Data overfitting - validation is not increased

Hi! I am working on the rock/scissors/paper classification in pytorch.

For some reasons, my validation is not increased. What I receive for validation is 38% maximum…

Can anyone help me to increase the validation accuracy?

MY dataset info - training dataset - generalized 300x300 rock/scissors/papers dataset from pytorch

My validation dataset is the data taken by some students (convert to the 300x300)

Let me show my code first.

Data converts to the png first,

import os
from PIL import Image
import cv2
c = 0

lst_fist01 = []
for i in os.listdir('./Dataset3/validation/paper'):
    print(i)
    if i.endswith('.jpg'):
        img = Image.open(r'./Dataset3/validation/paper/{}'.format(i))
        img = img.resize((300, 300), Image.LANCZOS)
        img.save(r'./Dataset3/validation/paper/{}.png'.format(c))
        c += 1
        print(img)
        lst_fist01.append(img)
    else:
        print('it is png')

Custom data

import os
import numpy as np
import torch
import torch.nn as nn
import natsort

from skimage.transform import resize
from PIL import Image
from skimage.color import rgb2gray
import imageio

# Data Loader
class CustomDataset(torch.utils.data.Dataset):
    def __init__(self, data_dir, transform=None):#fdir, pdir, sdir, transform=None):
        
  
         # 0: Paper, 1: Rock, 2: Scissors
        self.paper_dir = os.path.join(data_dir,'paper/')
        self.rock_dir = os.path.join(data_dir,'rock/')
        self.scissors_dir = os.path.join(data_dir,'scissors/')
        
        self.transform = transform
    
        lst_paper = os.listdir(self.paper_dir)
        lst_rock = os.listdir(self.rock_dir)
        lst_scissors = os.listdir(self.scissors_dir)
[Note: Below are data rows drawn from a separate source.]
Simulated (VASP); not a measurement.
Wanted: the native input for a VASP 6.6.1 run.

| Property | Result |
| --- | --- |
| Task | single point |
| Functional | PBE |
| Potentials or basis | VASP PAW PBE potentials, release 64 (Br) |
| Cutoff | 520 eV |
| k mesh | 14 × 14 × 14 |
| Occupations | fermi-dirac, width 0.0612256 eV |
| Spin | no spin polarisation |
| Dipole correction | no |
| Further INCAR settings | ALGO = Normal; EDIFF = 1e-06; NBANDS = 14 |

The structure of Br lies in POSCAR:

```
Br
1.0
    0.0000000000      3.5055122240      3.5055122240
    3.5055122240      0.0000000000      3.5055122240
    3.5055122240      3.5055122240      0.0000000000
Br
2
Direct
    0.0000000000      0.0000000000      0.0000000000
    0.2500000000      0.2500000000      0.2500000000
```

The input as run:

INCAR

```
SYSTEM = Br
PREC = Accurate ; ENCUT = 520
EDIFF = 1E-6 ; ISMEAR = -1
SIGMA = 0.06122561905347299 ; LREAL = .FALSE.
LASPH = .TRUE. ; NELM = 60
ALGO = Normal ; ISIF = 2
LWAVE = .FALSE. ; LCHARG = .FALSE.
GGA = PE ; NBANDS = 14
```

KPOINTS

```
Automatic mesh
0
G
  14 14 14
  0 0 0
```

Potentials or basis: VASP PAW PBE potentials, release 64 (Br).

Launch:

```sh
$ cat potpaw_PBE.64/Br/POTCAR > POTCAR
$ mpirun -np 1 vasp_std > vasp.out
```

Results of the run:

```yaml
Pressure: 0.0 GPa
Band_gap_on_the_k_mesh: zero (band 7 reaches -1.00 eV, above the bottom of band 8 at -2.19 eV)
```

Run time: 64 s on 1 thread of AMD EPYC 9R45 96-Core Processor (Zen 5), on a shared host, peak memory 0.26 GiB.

        lst_paper = [f for f in lst_paper if f.endswith('.png')]
        
        lst_rock = [f for f in lst_rock if f.endswith('.png')]
        lst_scissors = [f for f in lst_scissors if f.endswith('.png')]
        

        self.lst_dir = [self.paper_dir] * len(lst_paper) + [self.rock_dir] * len(lst_rock) + [self.scissors_dir] * len(lst_scissors)
        self.lst_prs = natsort.natsorted(lst_paper) + natsort.natsorted(lst_rock) + natsort.natsorted(lst_scissors)
    
    def __len__(self):
        return len(self.lst_prs)
    
    def __getitem__(self, index): 
        self.img_dir = self.lst_dir[index]
        self.img_name = self.lst_prs[index]
        return [self.img_dir, self.img_name] 

    def custom_collate_fn(self, data):
        
        inputImages = []
        outputVectors = []

        for sample in data:
            prs_img = imageio.imread(os.path.join(sample[0] + sample[1]))
            gray_img = rgb2gray(prs_img)

            if gray_img.ndim == 2:
                gray_img = gray_img[:, :, np.newaxis]
            
            inputImages.append(gray_img.reshape(300, 300, 1))
#             inputImages.append(resize(gray_img, (89, 100, 1)))
            
            
            # 0: Paper, 1: Rock, 2: Scissors
            dir_split = sample[0].split('/')
            if dir_split[-2] == 'paper':
                outputVectors.append(np.array(0))
            elif dir_split[-2] == 'rock':
                outputVectors.append(np.array(1))
            elif dir_split[-2] == 'scissors':
                outputVectors.append(np.array(2))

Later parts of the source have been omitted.